ROANOKE TIMES Copyright (c) 1997, Roanoke Times DATE: Thursday, January 16, 1997 TAG: 9701160053 SECTION: NATIONAL/INTERNATIONAL PAGE: A-2 EDITION: METRO DATELINE: CRISFIELD, MD. SOURCE: Associated Press
THE MARYLAND SCHOOL didn't erect a sign with DeWayne Whittington's name on it during the dedication ceremony. Instead, the district flashed an overhead projector with the name change on a piece of stationery.
When H. DeWayne Whittington claimed he was fired as school superintendent because he is black, the jury did more than just give him his good name back. It suggested the district put that name on a school.
On Wednesday, the district did just that, renaming Crisfield Primary School the H. DeWayne Whittington Primary School.
``It means more to the black community than anything else,'' said the 65-year-old educator, who was awarded $920,000 by a jury in his race-discrimination lawsuit. He later settled with the school board for $835,000.
Added his attorney Andrew Freeman, ``Justice has been done and righteousness prevailed.''
For many of the 350 people who crowded into the school gymnasium, it was a fitting tribute on the 68th birthday of Martin Luther King.
But to Whittington and many school officials in Somerset County, on Maryland's rural Eastern Shore, hard feelings prevailed.
No sign went up with Whittington's name. Instead, the school district flashed an overhead projector with the school's name change on a piece of stationery.
``I will forgive them,'' Whittington said. `` But I don't think I will ever forget what they did to me.''
Whittington - who in four decades worked his way up from high school class valedictorian to teacher, principal and finally superintendent - was ousted in 1992 when the Somerset County Board of Education voted 3-2 to let his contract expire without explanation.
One board member told a reporter he ``did not want a nrunning the schools,'' according to Whittington's 1992 lawsuit. He claimed another board member once asked a local artist to create a sign with KKK on it.
After losing his job, Whittington said he was so ashamed he couldn't watch a video of a dinner served in his honor. He avoided people and cried at home.
He vividly recalls a visit to a middle school in his last days as superintendent. When he tried to correct the behavior of a black sixth-grader, the child turned on Whittington.
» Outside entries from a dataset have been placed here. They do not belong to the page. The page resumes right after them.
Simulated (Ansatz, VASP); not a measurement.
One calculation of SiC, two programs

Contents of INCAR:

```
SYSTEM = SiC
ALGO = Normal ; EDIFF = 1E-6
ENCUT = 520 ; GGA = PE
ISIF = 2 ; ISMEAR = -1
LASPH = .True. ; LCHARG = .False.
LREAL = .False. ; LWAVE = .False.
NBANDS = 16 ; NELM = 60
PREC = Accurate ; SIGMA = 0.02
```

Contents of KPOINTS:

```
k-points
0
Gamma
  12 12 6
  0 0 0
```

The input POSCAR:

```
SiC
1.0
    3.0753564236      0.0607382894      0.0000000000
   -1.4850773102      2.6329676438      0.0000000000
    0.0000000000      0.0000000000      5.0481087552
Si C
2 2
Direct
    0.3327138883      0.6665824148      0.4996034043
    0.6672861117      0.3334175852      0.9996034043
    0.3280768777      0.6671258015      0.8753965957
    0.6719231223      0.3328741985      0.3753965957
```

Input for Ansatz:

``He said `You can't tell me what to do. You lost your job.'''
Since then, two of the board members have been replaced by the first two blacks ever to serve on the board.
There is still no love lost between Whittington and his former colleagues. He hasn't heard from them, and he doesn't want to.
His lawsuit polarized the county and Crisfield, a hamlet of 2,880 people some 20 miles from the Virginia line. The end of the lawsuit in June created, at best, an uneasy alliance.
White school administrators, who have known Whittington for nearly three decades, spoke cautiously Wednesday. They praised him as an educator.
But when asked whether they supported the jury's unprovoked recommendation to rename the school, Gilbert Beety, supervisor of food service and maintenance, said, ``That's not my call.''
``I can't respond to that,'' said Herman Riggin, director of pupil services and special education.
Howard Ward, one of Whittington's former students, said the renaming ``will help give blacks more hope. But the ones who are racist in their hearts, it's not going to change them.''
During the ceremony, the Rev. Ronald Hemphill Jr. prayed that all who attend the school have Whittington's dedication to education and refuse ``to be raped by the evils of oppression.''
Whittington himself remained pessimistic.
``I don't think race relations have improved,'' he said.